Data Visualization Quick Start Guide

data-viz-quick-start-guide

Anyone with a computer can make a data visualization nowadays. The proliferation of graphing tools and online resources continue to make the process ever more accessible. But having a camera in one’s phone does not a photographer make. Confusing and inefficient graphics are everywhere. And in the Information Age, having visualization savvy has become, to quote Dona Wong, “almost as indispensable as good writing”.

As both an art and a science, data visualization requires a rare combination of skills to master. But you don’t have to be a statistician to create beautiful graphics. I believe that with a sharp mind and a good eye (and a little guidance), anyone can be a data visualist.

This guide is intended for those who are new to data visualization or have some experience with it and want to hone their skills. I hope you find it useful and please pay close attention as there will be an exam at the end of the article.

Defining Your Goals

The very first thing you’ll want to do when making a data visualization is decide on its purpose. Why are you taking the time to create this thing? What are the primary goals you’re trying to achieve? Answering these questions out of the gate is essential to keeping your work focused. Without the necessary constraint of a concrete goal, your analysis and design can easily tumble down a hundred different rabbit holes.

Defining Your Audience

The next essential step is clarifying who your visualization is intended for. Answering the questions below will help further narrow your focus.

  • What does your audience need from the visualization? Is there a specific point you need to make? What will add value for the reader?
  • What is their visual literacy level? Some audiences are more adept at reading charts than others. Are you designing your visual for a bunch of data geeks? If so, you may opt for an approach that’s more exploratory and detail-oriented rather than curated and simplified.
  • How much time do they have? Will they only have a few minutes to skim an overview or a half hour to comb through a deep dive? In what context will they be viewing the visualization?

Finding the Story

Great visualizations always have a clear, deliberate message. Any dataset can tell several different stories depending on which numbers you use and how you frame them. It’s up to you to uncover the strongest story — this is about finding the signal in the noise.

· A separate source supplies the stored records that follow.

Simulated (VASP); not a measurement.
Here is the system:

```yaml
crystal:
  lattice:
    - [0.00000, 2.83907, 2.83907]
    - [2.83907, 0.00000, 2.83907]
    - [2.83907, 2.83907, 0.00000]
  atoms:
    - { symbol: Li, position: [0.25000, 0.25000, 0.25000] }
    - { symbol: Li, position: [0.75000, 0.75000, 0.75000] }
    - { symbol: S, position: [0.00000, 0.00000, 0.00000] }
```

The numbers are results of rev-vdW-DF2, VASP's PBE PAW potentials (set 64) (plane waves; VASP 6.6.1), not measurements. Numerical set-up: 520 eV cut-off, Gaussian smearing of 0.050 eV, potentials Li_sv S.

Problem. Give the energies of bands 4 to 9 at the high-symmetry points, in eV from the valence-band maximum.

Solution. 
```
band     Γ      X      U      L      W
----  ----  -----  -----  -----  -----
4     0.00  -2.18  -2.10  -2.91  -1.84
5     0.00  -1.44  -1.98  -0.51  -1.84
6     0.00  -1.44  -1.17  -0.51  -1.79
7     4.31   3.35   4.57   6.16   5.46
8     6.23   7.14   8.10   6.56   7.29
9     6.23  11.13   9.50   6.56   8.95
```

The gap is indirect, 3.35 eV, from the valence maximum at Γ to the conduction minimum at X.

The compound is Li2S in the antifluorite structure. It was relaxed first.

Sometimes you’ll be looking for a trend or an outlier in your data; something you can emphasize. Other times you’ll have to decide on the data series that best illustrates your point (like using market share instead of total revenue).

Most datasets will contain information that is irrelevant to the story you’re telling. Simplifying your data and boiling it down to the essentials is critical for delivering an unclouded message to your reader.

In some cases, you may want to crunch the numbers to emphasize your point, like changing absolute values to percentage change. Be careful though; I’d recommend brushing up on your statistics chops before doing any advanced numerical adjustments.

Exploration and Experimentation

The human brain is notoriously bad at discerning patterns when presented with a bunch of numbers in a spreadsheet. When I can’t immediately pick up on the story in a dataset or I’m not sure where to start with my visualization, I’ll do a little something the experts call “exploratory data analysis”.

For me, this involves loading the data into a simple software tool like Excel or Tableau and just seeing what the numbers look like when plotted in different ways. Don’t be afraid to slice and dice — isolate certain data points, compare fields with simple graphs, or even experiment with other data sources for context.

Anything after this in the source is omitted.